Galerie Max Hetzler is pleased to present an exhibition of work by Albert Oehlen, Richard Prince and Rudolf Stingel at Bleibtreustraße 45 in Berlin.
The dictionary definition of a remix in music is as follows: ‘A remix is a new version of a piece of music which has been created by putting together the individual instrumental and vocal parts in a different way.' 1 The works in this exhibition all refer recognisably and decidedly to art from the 20th century but differ widely in their intellectual attitudes, variety of techniques, and diverse perspectives which the artists take in riffing off their inspirations.
Albert Oehlen’s admiration for the Kyiv-born American artist John Graham reaches back to the 1990s. Executed nearly four decades later, in 2019, the two large-scale works on view in this exhibition are rendered in charcoal on canvas in different tonalities of grey. Presenting a cartoon-like figure juxtaposed against a vast white ground, the compositions interpret and transform Graham’s painting Tramonto Spaventoso (Terrifying Sunset), 1940–1949.
Throughout his career, Richard Prince has included elements of American popular culture, as well as the icons of modern art history. The artist has described his method as ‘sampling'. Prince makes speculations by setting up complex relationships and creating short-circuits between both image and word. In the two paintings presented in this exhibition, Prince draws on art history by engaging with the work of Pablo Picasso.
Rudolf Stingel takes inspiration from his countryman Ludwig Bemelmans – who, like him, was born in Merano, South Tyrol – and the famous murals which he created for the Carlyle Hotel in New York in 1947. Diverging from their original palette, Stingel’s largely black and white paintings offer photorealistic depictions of individual scenes drawn from Bemelmans’ nostalgic, warmly lit images.

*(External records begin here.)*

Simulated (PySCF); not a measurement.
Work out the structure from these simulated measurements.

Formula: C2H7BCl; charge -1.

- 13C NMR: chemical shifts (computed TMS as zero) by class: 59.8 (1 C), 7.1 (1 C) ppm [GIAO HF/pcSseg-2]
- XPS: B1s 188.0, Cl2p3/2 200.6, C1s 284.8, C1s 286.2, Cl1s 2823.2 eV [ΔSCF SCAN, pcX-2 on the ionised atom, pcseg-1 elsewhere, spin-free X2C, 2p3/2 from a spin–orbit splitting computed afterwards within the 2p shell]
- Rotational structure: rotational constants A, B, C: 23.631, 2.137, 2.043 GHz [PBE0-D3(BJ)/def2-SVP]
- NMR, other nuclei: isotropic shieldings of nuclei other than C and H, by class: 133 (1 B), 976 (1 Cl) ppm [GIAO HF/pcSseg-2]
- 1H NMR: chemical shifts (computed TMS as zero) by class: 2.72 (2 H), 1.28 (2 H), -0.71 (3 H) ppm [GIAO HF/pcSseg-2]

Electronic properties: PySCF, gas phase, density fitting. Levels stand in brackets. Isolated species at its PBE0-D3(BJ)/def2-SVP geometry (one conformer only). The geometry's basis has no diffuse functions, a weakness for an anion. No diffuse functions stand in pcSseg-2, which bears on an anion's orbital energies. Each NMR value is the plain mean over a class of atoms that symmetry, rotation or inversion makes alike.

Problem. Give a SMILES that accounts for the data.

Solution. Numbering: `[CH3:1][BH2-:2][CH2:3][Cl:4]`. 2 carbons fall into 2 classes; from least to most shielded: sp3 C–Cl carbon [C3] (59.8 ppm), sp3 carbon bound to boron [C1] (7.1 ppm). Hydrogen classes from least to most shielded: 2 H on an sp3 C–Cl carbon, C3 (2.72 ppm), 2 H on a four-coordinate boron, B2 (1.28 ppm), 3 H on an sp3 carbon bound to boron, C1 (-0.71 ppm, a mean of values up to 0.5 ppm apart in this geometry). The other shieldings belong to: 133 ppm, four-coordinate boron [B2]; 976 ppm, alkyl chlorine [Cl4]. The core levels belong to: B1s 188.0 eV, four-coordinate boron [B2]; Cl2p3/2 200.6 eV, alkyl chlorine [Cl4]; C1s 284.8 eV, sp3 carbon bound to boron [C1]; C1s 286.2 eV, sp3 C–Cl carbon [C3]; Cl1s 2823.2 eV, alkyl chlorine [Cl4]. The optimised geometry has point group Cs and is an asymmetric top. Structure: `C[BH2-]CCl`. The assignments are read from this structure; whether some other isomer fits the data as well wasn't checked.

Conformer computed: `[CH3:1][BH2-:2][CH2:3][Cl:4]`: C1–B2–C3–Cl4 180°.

Albert Oehlen (*1954, Krefeld), lives and works in Switzerland. He has been exhibiting regularly at Galerie Max Hetzler since 1981. Oehlen’s work has been the subject of numerous exhibitions in international institutions, including the Sprengel Museum Hannover (duo show with Carroll Dunham); Serpentine Gallery, London (both 2019–2020); Aïshti Foundation, Beirut (2018–2019); Palazzo Grassi, Venice (2018–2019); Museo Nacional de Bellas Artes, Havana (2017); The Cleveland Museum of Art and Guggenheim, Bilbao (2016); New Museum, New York (2015); Kunsthalle Zürich (2015).
Richard Prince (*1949, Panama Canal Zone) lives and works in Upstate New York. Prince’s work has been the subject of solo exhibitions in international institutions including the Louisiana Museum of Art, Humblebaek (2022); Museum of Contemporary Art Detroit (2019); Espace cultural Louis Vuitton, Beijing; Astrup Fearnley Museet, Oslo (all 2018); Los Angeles County Museum of Art (2017); The artist participated in the Biennale di Venezia in 2003 and 2007, as well as The Whitney Biennial in 1985, 1987, 1997 and 2004.
Rudolf Stingel (*1956, Merano) lives and works in New York. The artist’s work has been the subject of numerous solo exhibitions in international institutions, including Fondation Beyeler, Basel (2019); Palazzo Grassi, Venice (2013); Secession, Vienna (2012); Neue Nationalgalerie, Berlin (2010); Museum of Contemporary Art, Chicago; Whitney Museum of American Art, New York (both 2007); among others.